Castel Gandolfo, 9 December 1995

From a talk to the focolarine.

The charism of unity has its root in the One and Triune God and in the mystery of the Word made flesh who, in the Passion, lives the abandonment. Chiara explains how we should enter the dynamism of Trinitarian love.

… The will of God is God, and God is love. His will, therefore, is love, and he wants us to love too. He wants us to love him with all our heart, all our soul, and all our mind, and to love every neighbor as ourselves (cf. Mt 22:37–39).

We, too, had to be love in life: little suns beside the Sun.
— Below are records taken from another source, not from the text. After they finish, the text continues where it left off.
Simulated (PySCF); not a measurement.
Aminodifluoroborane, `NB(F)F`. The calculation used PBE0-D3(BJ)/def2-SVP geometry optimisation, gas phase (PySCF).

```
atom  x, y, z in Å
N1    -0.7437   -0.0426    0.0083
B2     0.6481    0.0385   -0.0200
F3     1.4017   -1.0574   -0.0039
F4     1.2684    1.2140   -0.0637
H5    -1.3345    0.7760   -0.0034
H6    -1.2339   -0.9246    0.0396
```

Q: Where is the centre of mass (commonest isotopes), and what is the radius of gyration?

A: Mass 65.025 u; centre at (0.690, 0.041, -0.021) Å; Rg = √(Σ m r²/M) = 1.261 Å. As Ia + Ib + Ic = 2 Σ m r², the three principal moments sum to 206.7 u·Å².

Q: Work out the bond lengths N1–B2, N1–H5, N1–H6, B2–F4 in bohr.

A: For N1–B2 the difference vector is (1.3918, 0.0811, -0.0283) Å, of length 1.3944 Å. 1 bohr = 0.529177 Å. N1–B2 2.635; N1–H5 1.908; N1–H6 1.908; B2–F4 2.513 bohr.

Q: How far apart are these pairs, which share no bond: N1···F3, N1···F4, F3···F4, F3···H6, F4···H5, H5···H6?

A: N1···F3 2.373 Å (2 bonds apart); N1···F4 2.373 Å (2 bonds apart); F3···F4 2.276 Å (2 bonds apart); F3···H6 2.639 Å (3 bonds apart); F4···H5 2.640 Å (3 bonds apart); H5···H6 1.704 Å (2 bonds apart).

At that time, the word “love” usually indicated either the natural sentiment that links a man and a woman or eroticism. It was not normally used in religious terminology, where the preferred term was “charity,” but often with the limited meaning of almsgiving. The singular manifestation of God-Love that we had received, and our direct contact with the Word of God, re-focused our attention on the Christian meaning of love.

Indeed, we immediately sensed that love was the very core of the Christian message and, as such, it was our absolute duty to put it into practice.

We began by loving the poor. But quite soon, because of this practice (since love brings light) we understood that we had to love everyone.

But how could we do this? By serving, which the Spirit soon explained to us with the words “making

ourselves one.”

I wrote: “Making ourselves one with every person we meet. This means sharing their feelings, carrying their burdens, making their problems our own and solving them as if they were ours, because love has made them ours.

“We must make ourselves one in everything except sin.

“This is what Paul meant when he said: ‘I made myself all things to all people’ (1 Cor 9:22).

“Making ourselves one requires constantly dying to ourselves. Yet, it is for this very reason that when others are loved in this way, sooner or later they are won over by Christ who lives in us through the death of our ego.” 

When this happens, the other person responds to our love with his or her own love, and love of neighbor grows to the point of becoming mutual.

In another writing, we find: “See Jesus in every person you meet in each moment of the day, from morning till night.

“If your eye is clear, it is God seeing through you. And God is love, and love wants to unite, by winning over the other.

“Look outside yourself, not at yourself, not at things, not at people; look at God outside yourself in order to unite yourself to him.

“He is in the depths of every soul that has life; if a soul has no life, it is like a tabernacle of God waiting to achieve the meaning and joy of its existence.

“Look at every neighbor with love, and loving is giving. But one gift calls for another, and you will be loved. 

“Thus, love is loving and being loved, as in the Trinity.

“And God in you will capture hearts, lighting up in them the Trinity, already present perhaps through grace, but inactive. ...

“Look then at your neighbor and give yourself to your neighbor in order to give yourself to Jesus, and Jesus will give himself to you. It is the law of love: ‘Give and gifts will be given to you’ (Lk 6:38).

“Let yourself be consumed by the other person - out of love for Jesus. Let yourself be ‘eaten’ - as another eucharist. Put yourself completely at the other’s service, which means at the service of God, and your neighbor will come to you and will love you. ...

“Love is a fire that penetrates hearts and makes them perfectly one.

“Then within yourself, you will no longer find yourself, or your brother or sister; you will find Love, which is God living within you.

“And Love will go out to love other brothers and sisters because, now that your eye is clear, it will find Him in them, and all will be one. . . .” 

And “all will be one.” Not just any kind of love, then. No, the kind of love that brings about unity.

(From Chiara Lubich, A New Way, The Spirituality of Unity, New City Press, New York 2006, pp. 44-46.)